Zero-Allocation-Hashing
Zero-Allocation-Hashing copied to clipboard
Document a way for other languages to get the same output for a given input string
The xxHash implementation doesn't produce predictable results when compared to python for strings (as in the given example.
I believe this is due to java's handling of character arrays: https://codeahoy.com/2016/05/08/the-char-type-in-java-is-broken/
We get predictable results when we dump to a byte array instead:
LongHashFunction.xx().hashBytes("test".getBytes())
gets the same output as
xxhash.xxh64('test').intdigest()
which is the result that we'd expect.
We can't figure out how to have the python implementation find the same key for LongHashFunction.xx().hashChars("test")
If there's a way for other languages to get the same output for a given input string, it'd be nice to have it documented.
We can't figure out how to have the python implementation find the same key for LongHashFunction.xx().hashChars("test")
You probably need to encode a string in UTF-16, because that's what essentially the Java's character arrays are. Also would need byte order, though.
anyone been able to provide this? we would be interested in this as well.
We had the same issue, except with nodejs.

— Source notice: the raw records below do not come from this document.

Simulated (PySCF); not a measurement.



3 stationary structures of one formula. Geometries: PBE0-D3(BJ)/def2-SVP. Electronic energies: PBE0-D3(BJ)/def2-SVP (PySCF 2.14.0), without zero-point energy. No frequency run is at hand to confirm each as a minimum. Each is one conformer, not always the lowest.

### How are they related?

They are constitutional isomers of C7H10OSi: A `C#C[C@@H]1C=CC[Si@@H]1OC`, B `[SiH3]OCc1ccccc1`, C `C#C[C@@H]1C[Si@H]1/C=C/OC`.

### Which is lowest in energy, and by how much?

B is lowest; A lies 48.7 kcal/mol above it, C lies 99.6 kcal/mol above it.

In the end what produced the same hash was:
LongHashFunction.xx(123).hashBytes("teststring".getBytes("UTF-8"))
and in nodejs:
const hash = XXHash.hash64(Buffer.from('teststring', 'utf-8'), 123);
const hashValue = hash.readBigUInt64LE();
I hope this helps someone in the future.
This should not be an issue.
the default encoding in different languages are not same. to get the same hash result, the binary layout of the input must be exactly same, so select a well defined encoding codec before hash.